Richard Avanzini, as a young man and today (Photo by Melissa Scott Sinclair)
“It’s a lot of small stuff that seemed important to me at the time.”
That’s what Richard Avanzini says when I ask him about his life.
I think we all will say the same, one day. I think the small stuff is important.
Avanzini was born in 1922, at the end of New York City. Past 114th Street and 42nd Avenue in Corona, Queens, where the Grand Central Parkway runs now, there was nothing. Just empty lots, with some train sheds and a marsh. The neighborhood kids caught snakes, played stickball and climbed on a Long Island Rail Road steam engine that was rusting in the grass.

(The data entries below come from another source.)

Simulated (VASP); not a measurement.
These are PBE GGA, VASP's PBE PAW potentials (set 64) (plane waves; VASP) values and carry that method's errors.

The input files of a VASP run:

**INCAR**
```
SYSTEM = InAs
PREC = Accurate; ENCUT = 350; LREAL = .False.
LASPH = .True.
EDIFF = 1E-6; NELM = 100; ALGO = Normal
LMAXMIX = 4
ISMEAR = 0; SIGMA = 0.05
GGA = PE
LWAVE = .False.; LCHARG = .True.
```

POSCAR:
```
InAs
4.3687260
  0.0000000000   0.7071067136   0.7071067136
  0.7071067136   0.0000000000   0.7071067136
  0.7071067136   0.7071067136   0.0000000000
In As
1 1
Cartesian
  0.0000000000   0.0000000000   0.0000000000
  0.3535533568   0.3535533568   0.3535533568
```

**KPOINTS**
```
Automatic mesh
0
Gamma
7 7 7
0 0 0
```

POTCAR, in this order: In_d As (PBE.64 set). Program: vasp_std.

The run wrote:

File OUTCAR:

Sometimes they explored the local dump, where they threw rocks at the rats and sifted for treasure. Once, Avanzini pulled a five-dollar bill from a heap of coal ash. It was a small miracle. Back then, it only took a penny to buy four jumbo gumdrops from the candy shop.
Maybe that — the discovery of the five dollars — was when Avanzini became a collector. A finder. Once he found a pearl ring someone had lost. He collected stamps all his life, tucking into albums some 330,000 little oblongs. “All different,” he says. Later in life, he took up metal detecting. He still wears a watch he pulled from the sand.
Avanzini lives in a studio apartment now, a neat room with no space for collections, so he amasses facts instead. Every time I see him, he’s searching a new topic on Wikipedia or YouTube, and assiduously copying out lists into spiral-bound black notebooks with a blue Bic pen.
“What’s your latest list?” I ask.
“Oh, this is all disasters,” he says. “Earthquakes. Famines. Impact events: people hit by meteors.”
In another notebook, already filled, are movies of the 1930s. Paintings by Tintoretto. Cathedrals of the United States. Phobias. He has stacks of these notebooks. He is an inquisitive man.
Avanzini’s parents had beautiful names. His father was Achille. His mother was Giustina. You have to say them with your hands: Ah-kee-lay. Gee-you-stee-na. Both were immigrants from Northern Italy.
Achille was a chef. Northern Italians aren’t “spaghetti eaters,” Avanzini says with a hint of disdain. He grew up on cotechino salami, zucchini-stuffed onions and pasta shuta, made with the merest hint of tomato sauce and mushrooms. On New Year’s Eve, there was bagna cauda, a warm dipping sauce made with olive oil, garlic and anchovies. “Smell that garlic,” he says, remembering. “Smell the house up!”
As a kid, he helped his father make wine. Every fall, Achille would order a hundred boxes of grapes. In the basement was a five-foot trough poured from concrete. The grapes were ground up and left there to ferment. It was Avanzini’s job to go down and check it — just taste a spoonful — when he came home from school. When the fermentation was done, they’d strain it, let the sediment settle and siphon the wine into bottles.
“I wish I could go back and taste that wine,” I say.
He shrugs. “I was never much for wine.”
Avanzini enlisted in the Navy in December 1942, eager for action. He became one of the very first Seabees, with the 25th Naval Construction Battalion. The Seabees were a new kind of sailor: engineers who were trained to fight.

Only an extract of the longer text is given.